NASA test-launches Orion spaceship set to take humans to Mars

Orion has finally blasted off into space from Cape Canaveral on one of NASA’s most important missions for decades - after Thursday’s botched attempt, defying Friday weather forecasts that meant there was only a 40 percent chance of take-off.

Some three hours into the flight, Orion reached its peak altitude of 3,604 miles from earth and is now on its way home and is expected to splash down in the Pacific Ocean soon.

Orion lifted off aboard a huge Delta IV heavy rocket at 07:05 ET (12:05 GMT) and will orbit the Earth twice before splashing down in the Pacific Ocean off Mexico some four hours later.

The Delta IV has 2 million pounds of thrust at liftoff and will propel Orion into orbit at a height of 3,609 miles above the Earth. Orion will then separate from the rocket for its reentry back into the atmosphere.

"I think it's a big day for the world, for people who know and like space," NASA Administrator Charles Bolden said during a NASA Television interview shortly before launch.

The spacecraft will reenter the atmosphere at 20,000 mph, which will heat up its thermal protection system to 2,200 degrees Celsius. Once inside the Earth’s atmosphere, it will slow to a sedate 17 mph, supported by large parachutes.

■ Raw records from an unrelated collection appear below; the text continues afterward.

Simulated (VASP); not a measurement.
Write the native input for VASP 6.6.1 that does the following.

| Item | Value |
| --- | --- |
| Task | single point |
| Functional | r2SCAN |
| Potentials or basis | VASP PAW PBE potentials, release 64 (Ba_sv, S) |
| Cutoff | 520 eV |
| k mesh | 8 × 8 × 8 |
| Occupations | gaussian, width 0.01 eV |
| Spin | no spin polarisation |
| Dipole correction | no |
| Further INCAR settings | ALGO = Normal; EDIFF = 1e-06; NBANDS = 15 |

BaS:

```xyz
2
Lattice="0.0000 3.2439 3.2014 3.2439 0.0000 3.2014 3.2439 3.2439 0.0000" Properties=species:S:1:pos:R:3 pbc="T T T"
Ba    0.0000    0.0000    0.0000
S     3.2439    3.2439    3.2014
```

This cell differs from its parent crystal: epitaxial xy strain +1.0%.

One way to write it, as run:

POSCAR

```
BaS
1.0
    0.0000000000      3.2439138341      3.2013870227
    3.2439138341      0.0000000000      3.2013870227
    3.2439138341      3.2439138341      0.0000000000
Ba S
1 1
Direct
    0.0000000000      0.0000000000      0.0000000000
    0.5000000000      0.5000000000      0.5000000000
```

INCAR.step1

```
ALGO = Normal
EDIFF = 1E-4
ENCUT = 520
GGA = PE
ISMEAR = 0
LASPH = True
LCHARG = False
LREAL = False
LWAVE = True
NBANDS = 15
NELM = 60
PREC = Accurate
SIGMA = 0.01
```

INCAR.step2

One of the principal purposes of the unmanned test flight is to make sure all this technology works. Orion will be loaded with 1,000 sensors to record and monitor all aspects of the flight.

Thursday’s test flight was aborted at the last minute because of high winds and sluggish fuel valves on Delta’s huge boosters. There was also a rogue boat which had found its way into the waters close to the Cape Canaveral launch site which was deemed to pose a hazard.

Orion was built by a joint venture between Lockheed Martin and Boeing known as the United Launch Alliance and was designed to take astronauts into deep space, including to Mars.

The mission is one of the most important project for NASA in decades. The space agency’s last manned expedition beyond earth was the final Apollo flight in 1972.

"Part of me hopes that everything is perfect," Mark Geyer, NASA Orion Program manager said during the news conference about the $370 million Exploration Flight Test 1 (EFT-1) mission.

NASA video still

"We land, high fives, everybody has a great time, but really, in a flight test like this, if there are subtleties in how the vehicle behaves with the environments, or subtleties with how systems actually behave with one another during flight, my hope it that we find that on this test flight."

The second Orion flight is not expected until late 2017 or 2018, when another unmanned capsule is set to ascend atop NASA's new megarocket, still under development, called the Space Launch System (SLS).

If both tests are successful, NASA plans to put astronauts aboard Orion in 2021 for deep-space exploration. But the primary plan is to use Orion for getting humans to asteroids and Mars by the 2030s.

The mission is also an example of the increasing role of private companies in space exploration and will in part be an evaluation of the future of private firm’s involvement in space.